The Biden-Harris administration announced on Friday that it was filing a lawsuit against the state of Virginia for enforcing voter integrity laws in the state that aim to curb illegal voting in elections.
Assistant Attorney General Kristen Clarke, who has a history of espousing racist views, claimed without evidence that Virginia’s move to increase election integrity was an “eleventh hour effort” intended, in part, to “disenfranchise qualified voters.”
The DOJ claimed that it was doing so because it was “too close to the Nov. 5 general election” to remove voters:
Section 8(c)(2) of the NVRA, also known as the Quiet Period Provision, requires states to complete systematic programs aimed at removing the names of ineligible voters from voter registration lists no later than 90 days before federal elections.
However, Virginia Governor Glenn Youngkin’s executive order requiring that non-citizens be removed from voter rolls was signed on August 7, 2024 — exactly 90 days before Election Day.
The problem is the people who are being removed from the voter rolls are not, in fact, voters because they are not citizens, said Youngkin.
“With less than 30 days until the election, the Biden-Harris Department of Justice is filing an unprecedented lawsuit against me and the Commonwealth of Virginia, for appropriately enforcing a 2006 law signed by Democrat Tim Kaine that requires Virginia to remove noncitizens from the voter rolls – a process that starts with someone declaring themselves a non-citizen and then registering to vote,” Youngkin said.
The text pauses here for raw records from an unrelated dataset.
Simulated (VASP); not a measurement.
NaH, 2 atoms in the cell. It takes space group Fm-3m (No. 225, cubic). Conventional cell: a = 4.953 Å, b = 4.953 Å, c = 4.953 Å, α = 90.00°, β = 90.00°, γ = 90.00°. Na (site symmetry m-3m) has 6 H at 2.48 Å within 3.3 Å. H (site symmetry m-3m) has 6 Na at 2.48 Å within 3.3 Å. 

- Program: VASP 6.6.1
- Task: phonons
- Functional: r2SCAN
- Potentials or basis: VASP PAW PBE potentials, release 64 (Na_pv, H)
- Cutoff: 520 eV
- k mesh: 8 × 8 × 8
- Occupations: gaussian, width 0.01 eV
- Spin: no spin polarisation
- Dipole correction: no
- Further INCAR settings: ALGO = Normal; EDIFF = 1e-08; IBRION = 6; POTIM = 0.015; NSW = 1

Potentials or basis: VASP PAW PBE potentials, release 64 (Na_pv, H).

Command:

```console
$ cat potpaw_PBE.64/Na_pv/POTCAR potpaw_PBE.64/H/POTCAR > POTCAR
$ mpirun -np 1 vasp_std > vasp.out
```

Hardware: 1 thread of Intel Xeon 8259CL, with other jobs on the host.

Youngkin said that the lawsuit was a “desperate attempt to attack the legitimacy of the elections in the Commonwealth, the very crucible of American Democracy.”
“With the support of our Attorney General, we will defend these commonsense steps, that we are legally required to take, with every resource available to us,” he added. “Virginia’s election will be secure and fair, and I will not stand idly by as this politically motivated action tries to interfere in our elections, period.”